President gives an emotional farewell
President Barack Obama delivered a nostalgic and hopeful farewell address Tuesday, but urged both the divided country he led for eight years and his successor not to shrink from challenges.
CHICAGO — President Barack Obama bid farewell to the nation on Tuesday in an emotional speech that sought to comfort a country on edge over rapid economic changes, persistent security threats and the election of Donald Trump.
Forceful at times and tearful at others, Obama’s valedictory speech in his hometown of Chicago was a public meditation on the many trials the U.S. faces as Obama takes his exit. For the challenges that are new, Obama offered his vision for how to surmount them, and for the persistent problems he was unable to overcome, he offered optimism that others, eventually, will.
“Yes, our progress has been uneven,” Obama told a crowd of some 18,000. “The work of democracy has always been hard, contentious and sometimes bloody. For every two steps forward, it often feels we take one step back.”
Yet Obama argued his faith in America had only been strengthened by what he’s witnessed the past eight years, and he declared: “The future should be ours.”
Brushing away tears with a handkerchief, Obama paid tribute to the sacrifices made by his wife — and by his daughters, who were young girls when they entered the big white home on Pennsylvania Avenue and leave as young women.
He praised first lady Michelle Obama for taking on her role “with grace and grit and style and good humor.”
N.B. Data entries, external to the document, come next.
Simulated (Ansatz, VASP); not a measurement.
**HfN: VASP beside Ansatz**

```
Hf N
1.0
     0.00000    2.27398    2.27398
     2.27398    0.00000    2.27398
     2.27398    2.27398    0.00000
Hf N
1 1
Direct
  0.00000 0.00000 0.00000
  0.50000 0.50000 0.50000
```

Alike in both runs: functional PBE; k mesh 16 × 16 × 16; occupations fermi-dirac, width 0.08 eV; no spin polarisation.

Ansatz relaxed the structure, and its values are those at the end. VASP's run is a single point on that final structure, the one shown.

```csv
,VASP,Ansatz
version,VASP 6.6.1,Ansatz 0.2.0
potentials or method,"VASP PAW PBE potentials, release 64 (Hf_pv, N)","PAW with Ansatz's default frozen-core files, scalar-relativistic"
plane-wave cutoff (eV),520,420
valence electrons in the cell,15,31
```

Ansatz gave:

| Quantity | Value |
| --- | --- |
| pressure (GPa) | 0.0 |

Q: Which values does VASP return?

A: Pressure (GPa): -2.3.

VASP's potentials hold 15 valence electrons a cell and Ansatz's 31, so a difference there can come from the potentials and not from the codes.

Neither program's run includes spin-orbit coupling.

Even as Obama said farewell — in a televised speech of just under an hour — the anxiety felt by many Americans about the future was palpable. The political world was reeling from new revelations about an unsubstantiated report that Russia had compromising personal and financial information about Trump.
When he noted he would soon be replaced by the Republican, his crowd began to boo.
“No, no, no, no, no,” Obama said. One of the nation’s great strengths, he said, “is the peaceful transfer of power from one president to the next.”
Earlier, as the crowd of thousands chanted, “Four more years,” he simply smiled and said, “I can’t do that.”
Still, Obama offered what seemed like a point-by-point rebuttal of Trump’s vision for America.
He pushed back on the isolationist sentiments inherent in Trump’s trade policies. He decried discrimination against Muslim Americans and lamented politicians who question climate change. And he warned about the pernicious threat to U.S. democracy posed by fake “news.”
President Barack Obama acknowledges the crowd with first lady Michelle Obama, daughter Malia, Vice President Joe Biden and his wife Jill Biden after his farewell address in Chicago on Tuesday.